The administration claims that their approach to illegal immigration, including plans for Trump’s wall, are unrelated to this new focus on curtailing legal immigration. However, reducing the amount of legal immigrants accepted each year, while placing steeper requirements on green card seekers, paints a stark picture when held alongside the rhetoric and outlandish promises the Trump administration has made since his campaign began. Repeatedly the President has shown hostility to immigrants, claiming them as the source of a large number of problems plaguing American families. It is clear to me that the RAISE act is another effort to attack those seen as ‘inferior’ and ‘undeserving’ of the America that so many want to believe in.

During a press briefing about the bill, senior White House advisor Stephen Miller seemed to take personal offense to a question from CNN’s Jim Acosta. Acosta’s question involved the poem added to the Statue of Liberty, asking if this clear attempt at stifling immigration was at odds with the message conveyed by the iconic landmark. What followed was a convoluted, incomprehensible defense that did nothing to actually answer the original question asked.

Somehow Stephen Miller thought attacking the ideas embodied by the renowned statue was a good idea. He managed a half-hearted defense by rhetorically asking if years of previous lower caps on immigration in previous years were a violation of the same principles. This defense misses the point. The reasons for this reduction are themselves a violation of “The New Colossus.” “Give me your well-fed, self-sustaining, educated peoples, but maybe just a few of them” is not the ideal embodied by that poem and the icon on which it resides. These new requirements are the very goals immigrants come to America to achieve, and it is our duty as a nation capable of providing that opportunity to do so. Not just as Americans, but as human beings.

Miller’s next defense was that those words weren’t even on the original statue, telling Acosta “The poem you are referring to, was not part of the original Statue of Liberty. It was added later.” Shockingly, this holds no water. The amendments weren’t in the original Constitution, either. Hell, this entire bill is words they are trying to add later. The time they were transcribed means nothing. Those words are present on the statue’s podium because that is the ideal we strive to achieve–a beacon that attracts and uplifts. This was a mealy mouthed attempt at a “Well, technically” defense that falls apart, much like everything else Miller spouted during the briefing. The idea that “The New Colossus” is not representative of traditional America is either a shocking display of ignorance, or a willful denial of this nation’s history. Miller’s flippant dismissal of the poem as a late addition was a woeful misrepresentation of the facts. The poem, written by American poet Emma Lazarus, was penned in an effort to raise money for construction of the podium the great statue would rest upon. It was the first entry read at an auction aimed at attaining that goal. The poem was added to the Statue of Liberty in 1903, a mere seven years after the statue’s dedication. It is still present, 114 years later. I think it is safe to say it is part and parcel of the image and idea of Liberty lighting the way to New York Harbor, no matter the time frame.

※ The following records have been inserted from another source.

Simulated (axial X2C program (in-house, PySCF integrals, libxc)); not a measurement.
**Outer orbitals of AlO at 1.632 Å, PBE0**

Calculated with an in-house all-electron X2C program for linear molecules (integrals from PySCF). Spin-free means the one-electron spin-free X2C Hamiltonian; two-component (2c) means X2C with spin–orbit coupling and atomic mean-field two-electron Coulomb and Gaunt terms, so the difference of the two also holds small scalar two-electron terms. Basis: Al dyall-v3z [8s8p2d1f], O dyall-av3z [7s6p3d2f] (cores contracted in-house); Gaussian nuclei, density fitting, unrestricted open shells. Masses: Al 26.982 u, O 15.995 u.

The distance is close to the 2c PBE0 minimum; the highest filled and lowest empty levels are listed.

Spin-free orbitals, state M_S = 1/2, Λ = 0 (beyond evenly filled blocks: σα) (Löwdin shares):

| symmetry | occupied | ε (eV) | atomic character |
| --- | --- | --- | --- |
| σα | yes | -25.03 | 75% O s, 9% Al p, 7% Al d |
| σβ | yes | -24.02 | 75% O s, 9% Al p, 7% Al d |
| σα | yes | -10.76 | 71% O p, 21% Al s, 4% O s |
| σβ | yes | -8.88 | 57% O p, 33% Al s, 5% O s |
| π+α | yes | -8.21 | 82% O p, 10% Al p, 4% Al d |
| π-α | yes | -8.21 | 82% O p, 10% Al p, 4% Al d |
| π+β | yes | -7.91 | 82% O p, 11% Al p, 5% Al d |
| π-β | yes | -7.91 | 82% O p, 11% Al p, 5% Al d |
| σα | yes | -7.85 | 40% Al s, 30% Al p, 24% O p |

As the argument continued, it didn’t take long for the barbs to come out. Acosta was incredulous in tone, but Miller immediately went on the defensive. His responses were not an attempt to explain their position, but rather to belittle the reporter. There was not even a veneer of hesitation or remorse. He scarcely allowed time for a question to be asked. This was not a press briefing. He approached it like a battle, never letting his ‘opponent’ get in a word, like a child that talks over their sibling instead of waiting their turn to speak. When Acosta exaggerated his questioning of the English language requirements, asking if this meant America would only accept immigrants from Great Britain and Australia, Miller used this to launch into a tirade against Acosta, feigning indignation. He came just short of accusing Acosta of being the real racist.

Miller stated the foreign born population in our country has quadrupled since 1970. Turns out he was actually telling the truth here, though he did fail to mention that this boom still only accounted for 13% of the population in 2013. But to his point; so what? Immigrants have been a part of the fabric of the United States since the 17th century. The vast majority of Americans are obviously descended from people who originate somewhere else. Miller speaks as if those immigrant populations have no value to the U.S.The overarching idea seems to be that the flow of those born in countries other than the United States needs to be mitigated. What about children of naturalized citizens? President Trump’s father was a first generation immigrant. Does that mean the president, a second generation immigrant, is still too ‘foreign’? Is there a “must be in the United States for this many generations to be American” metric they ask everyone to measure up to? Two of the president’s marriages were to naturalized citizens: his first wife, Ivana, and his third and current wife, Melania. Would the RAISE act have allowed them into the country? None of these questions were asked, but I’m willing to bet that if they had been, the goal posts would be crossing a border illegally somewhere.

Miller then made an effort to put words into Jim Acosta’s mouth so he could attack them by claiming that Acosta advocated for completely unregulated immigration. It is the opposite extreme of the spectrum from Miller’s own position, allowing him to ridicule without actually addressing any questions or points. Substantive argument had no place in this briefing. Miller proclaimed that those hurt the most by unchecked immigration  are “immigrant workers, and minority workers, and African-American workers, and Hispanic workers.” He made a point to single out black families as suffering from an influx of immigrants into the country. Apparently the overwhelming concern for minority families and communities is that there are too many minorities. But how will the RAISE act help “unemployed African-Americans in this country, and unemployed workers of all backgrounds” get jobs? This is not explained at any length. Does the administration mean the proposed stricter immigration requirements will leave the less desirable jobs available for struggling American minorities? None of this press briefing was on point, there was no coherent message. At best, Miller spent his time fighting with journalists and throwing whatever slimey justification he could at the wall and hoping something stuck.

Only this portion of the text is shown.